Bucks rookie Giannis Antetokounmpo has had a hard road to the NBA. In a brilliant feature on OnMilwaukee.com, the Nigerian-born Greek details the struggles he and his family went through during Greece's turmoiled recent history.
It's a remarkably heartwarming tale and shows just how much basketball can change the lives of a player and his family. Some brief selections to prod you to read it.
"For 20 years they were illegal," he continued. "It's very hard to live for 20 years without papers. Very, very hard. You have children and you have to go out and work without papers. At any moment, the cops can stop you and say come over here and let me send you back to your country.
"For me, my parents, they are heroes."
Being drafted into the NBA is a good thing; a good thing in our life. It's a very, very big, good thing in our life, in our family too," Veronica said. "We've worked very, very hard and it was difficult to live."
Her son was celebrated now. Not just as a citizen, but as an ambassador.

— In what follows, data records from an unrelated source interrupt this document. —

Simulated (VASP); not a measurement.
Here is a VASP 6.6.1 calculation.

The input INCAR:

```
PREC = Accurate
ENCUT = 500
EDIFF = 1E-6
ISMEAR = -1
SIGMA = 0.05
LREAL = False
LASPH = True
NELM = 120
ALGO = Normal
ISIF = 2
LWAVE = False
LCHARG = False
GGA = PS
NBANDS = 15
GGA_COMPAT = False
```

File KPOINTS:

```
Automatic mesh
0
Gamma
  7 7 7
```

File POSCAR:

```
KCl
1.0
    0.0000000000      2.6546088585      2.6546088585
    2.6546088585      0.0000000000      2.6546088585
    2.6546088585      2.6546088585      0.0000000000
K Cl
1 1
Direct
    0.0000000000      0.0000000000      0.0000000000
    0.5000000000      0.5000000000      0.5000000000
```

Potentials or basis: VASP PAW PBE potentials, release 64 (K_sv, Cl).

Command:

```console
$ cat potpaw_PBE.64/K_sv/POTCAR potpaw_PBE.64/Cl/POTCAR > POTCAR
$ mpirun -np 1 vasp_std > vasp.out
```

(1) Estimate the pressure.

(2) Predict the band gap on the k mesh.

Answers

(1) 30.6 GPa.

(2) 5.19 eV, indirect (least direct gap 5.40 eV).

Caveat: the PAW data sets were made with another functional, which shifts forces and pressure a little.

"I was so happy," Giannis said about the citizenship. "A little thing means so much for me. That little thing means so much for me and my family."
After being granted citizenship, after being named to the Greek National Team, after the draft, the cloud over Greece found Giannis. The leader of the Golden Dawn party, Nikolaos Michaloliakos, hurled racial and ethnic epithets at Giannis and at Bucks owner Herb Kohl in a television interview, saying Giannis should have been arrested at the steps of the Maximos Mansion and deported.
This is why an innocuous media day query on the eve of training camp about the expectations from back home to perform well drew an unusual response.
"I don't feel pressure or anything else but my friends, my family and basketball," Giannis said. "Nothing else can pressure me. So, they can't touch me."
The power of the last four words, the subtext, could be felt.
Later, Giannis admitted his answer was in response to the backlash he's received, especially from Michaloliakos.
"Yes, of course," he said. "Anything they say, even if was in the past, people that say bad stuff about me or my family, they can't touch me. With that, I mean (that) I can just play my game. They can't pressure me or something like that. He don't touch me.
"It'll be nice that family can be here and be away from anything that's happening in Greece. But I love my country. Greece is my country. I'm going to go back home. But it's nice to have my family here in the U.S."
The man Twitter has christened "The Alphabet" has wowed in preseason. In particular I've seen that he's got good footwork and the ability to hit shots off-balance, too very rare skills in the NBA. Also, as Zach Harper noted this week, the kid has downright freakish hands.
He's young, and ascribing personal values to players is always tricky. More than anything, Antetokounmpo's tale hould serve as a window into the kind of terrible conditions many in Greece are living through, and a changing political tide in a nation devastated by financial crisis.
And if it makes it a little more fun to root for The Alphabet, all the better.